YProductions





Seriality and the Computational Sublime March 6, 2004 12:26 PM
Jasper Johns, Detail from the series Numbers (0 - 9), 1960. Graphite on paper, 10 drawings in one mount. From a private collection. Seriality and the Computational Sublime
Presented at "Infinite Possibilities? Seriality: A Symposium"
Davis Musesum and Cultural Center
Wellesley College
Saturday, March 6, 2004


Seriality and the Computational Sublime

The computer is a metamedium. It can represent almost any other medium. In this sense, there are many new media projects that look like some of the works in Infinite Possibilities: Serial Imagery in 20th-Century Drawings or address similar issues of the multiple, the variation, the sequence. What I would like to address today are some of the ways that seriality is fundamental to computational media, even if some of the resulting works might not at first glance - or first experience - seem like serial works. What I would like to suggest is that the underlying seriality of computationally based art and how this so-called "language of new media"1 may lead to new forms of narrative seriality in art.
"Given a diophantine equation with any number of unknown quantities and with rational integral numerical coefficients: . . . devise a process according to which it can be determined by a finite number of operations whether the equation is solvable in rational integers."2
In 1900 David Hilbert first posed what came to be called the Entscheidungsproblem or decision problem. Fundamentally, the question was whether a mechanical or algorithmic procedure could, as Roger Penrose paraphrases, "in principle solve all the problems of mathematics (belonging to some suitably well-defined class) one after the other?"3

In 1936 a 24-year old mathematician named Alan Turing published the paper, "On Computable Numbers, with an Application to the Entscheidungsproblem." In it he proved that there are, in fact, noncomputable functions. Turing was not the first to disprove Hilbert's underlying assumption - Kurt Goedel's incompleteness theorems of 1931 accomplished that - or even the first to prove that certain problems were not "effectively calculable," in Alonzo Church's earlier phrase.4 Turing's novel methodology, however, laid the groundwork for what came to be known as a Universal Turing Machine and is otherwise known as a computer.
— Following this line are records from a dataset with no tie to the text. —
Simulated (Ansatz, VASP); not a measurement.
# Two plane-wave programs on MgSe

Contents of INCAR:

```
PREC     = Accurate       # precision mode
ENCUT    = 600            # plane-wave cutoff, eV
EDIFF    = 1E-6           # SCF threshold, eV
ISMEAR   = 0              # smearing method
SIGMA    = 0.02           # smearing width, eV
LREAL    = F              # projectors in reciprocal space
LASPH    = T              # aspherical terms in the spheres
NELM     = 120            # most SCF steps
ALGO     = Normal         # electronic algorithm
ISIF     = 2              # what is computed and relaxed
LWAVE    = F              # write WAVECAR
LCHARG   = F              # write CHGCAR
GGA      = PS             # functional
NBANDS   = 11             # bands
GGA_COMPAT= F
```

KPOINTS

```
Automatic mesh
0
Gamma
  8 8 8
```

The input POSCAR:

In order to prove his hypothesis, Turing had to establish, according to George Dyson, the nature of computability itself. To do this he invented the idea of the following machine:

turing machine paper tape
"We may compare a man in the process of computing a real number to a machine which is only capable of a finite number of conditions . . . which will be called "m-configurations". The machine is supplied with a "tape", (the analogue of paper) running through it, and divided into sections (called "squares") each capable of bearing a "symbol". At any moment there is just one square . . . which is "in the machine". We may call this square the "scanned square". The symbol on the scanned square may be called the "scanned symbol". The "scanned symbol" is the only one of which the machine is, so to speak, "directly aware". However, by altering its m-configuration the machine can effectively remember some of the symbols which it has "seen" (scanned) previously . . .. In some of the configurations in which the scanned square is blank (i.e. bears no symbol) the machine writes down a new symbol on the scanned square: in other configurations it erases the scanned symbol. The machine may also change the square which is being scanned, but only by shifting it one place to right or left."5
The point is that this conceptual "machine," which can only make one mark at a time on a single, infinitely long piece of paper and only move the paper left or right one square at a time, i.e. serially, can solve for any computable problem. And while it is called a machine, conceptually it is software - a set of procedural instructions.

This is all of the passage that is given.